Max.block.ms & buffer.memory
*If the producer produces faster than the broker can take,the records will be buffered in memory
*buffer.memory=33554432(32MB):the size of the send buffer
*That buffer will fill up over time & fill back down when the throughput to the broker increases
*If that buffer is full(all 32MB),then the send() method will start to block(won’t return right away)

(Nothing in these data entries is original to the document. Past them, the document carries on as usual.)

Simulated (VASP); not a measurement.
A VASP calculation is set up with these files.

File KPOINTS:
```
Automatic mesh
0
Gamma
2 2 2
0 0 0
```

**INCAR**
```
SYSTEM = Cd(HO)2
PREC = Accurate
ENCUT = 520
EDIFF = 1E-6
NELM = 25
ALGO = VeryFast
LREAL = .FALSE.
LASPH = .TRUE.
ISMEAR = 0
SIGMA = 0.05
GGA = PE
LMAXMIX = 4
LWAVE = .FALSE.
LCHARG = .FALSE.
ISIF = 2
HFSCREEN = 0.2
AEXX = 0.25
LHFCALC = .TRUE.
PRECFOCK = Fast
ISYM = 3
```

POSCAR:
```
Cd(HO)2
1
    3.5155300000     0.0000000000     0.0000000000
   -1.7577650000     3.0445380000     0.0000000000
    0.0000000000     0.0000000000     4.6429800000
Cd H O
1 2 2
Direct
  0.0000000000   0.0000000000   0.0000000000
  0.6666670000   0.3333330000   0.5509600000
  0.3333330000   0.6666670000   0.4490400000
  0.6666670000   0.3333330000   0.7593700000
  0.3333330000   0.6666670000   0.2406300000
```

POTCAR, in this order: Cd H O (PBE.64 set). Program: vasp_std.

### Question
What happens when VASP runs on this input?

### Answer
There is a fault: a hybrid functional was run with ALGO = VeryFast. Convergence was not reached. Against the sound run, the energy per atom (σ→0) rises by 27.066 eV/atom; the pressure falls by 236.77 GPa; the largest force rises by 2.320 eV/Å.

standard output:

*max.block.ms=6000:the time the .send() will block untill throwing an exception.Exceptions are basically thrown when
>The producer has filled up its buffer
>The broker is not accepting any new data
>60 seconds has elapsed
*If you hit an exception hit that usually means your brokers are down or overloaded as they can’t respond to requests.
Consumer poll Behavior
.Kafka consumers have a “poll” model,while many other messing buses in enterprises have a” push” model
.This allows consumers to control wherein the log they want to consume, how fast & gives them the ability to reply events.
Consumer poll Behaviour
*Fetch.min.bytes(default 1):
>controls how much data you want to pull at least on each request
>Helps improving throughput & decreasing request number
>At the cost of latency
*Max.poll.records(default 500):
>Controls how many records to receive per poll request
>Increase if your messages are very small & have a lot of available RAM
>Good to monitor how many records are polled per request
*Max.partitions.fetch.bytes(default 1MB)
>Maximum data returned by the broker per partition
>If you read from 100 partitions, you’ll need a lot of memory(RAM)
*Fetch.max.bytes(default 50MB)
>Maximum data returned for each fetch request(covers muliple Partitions)
*Change these setting only if your consumer maxes out on throughput already
Consumer offset commits strategies
*There are two most common patterns for committing offsets in a consumer application
*2 Strategies
>(easy) enable.auto.commit=true &synchronous processing of batches
>(medium)enable.auto.commit=false & manual commit of offsets
>enable.auto.commit = true & synchronous processsing of batches
while(true){
List<Records>batch = consumer.poll(Duration.ofMillis(100))
do sometingSynchronous(batch)
}
*with auto-commit, offsets will be committed automatically for you at regular interval
(auto.commit.interval.ms=500 by default)
every-time you call .poll()
*If you don’t use synchronous processing, you will be in “at-most-once” behavior because offsets will be committed before your data is processed.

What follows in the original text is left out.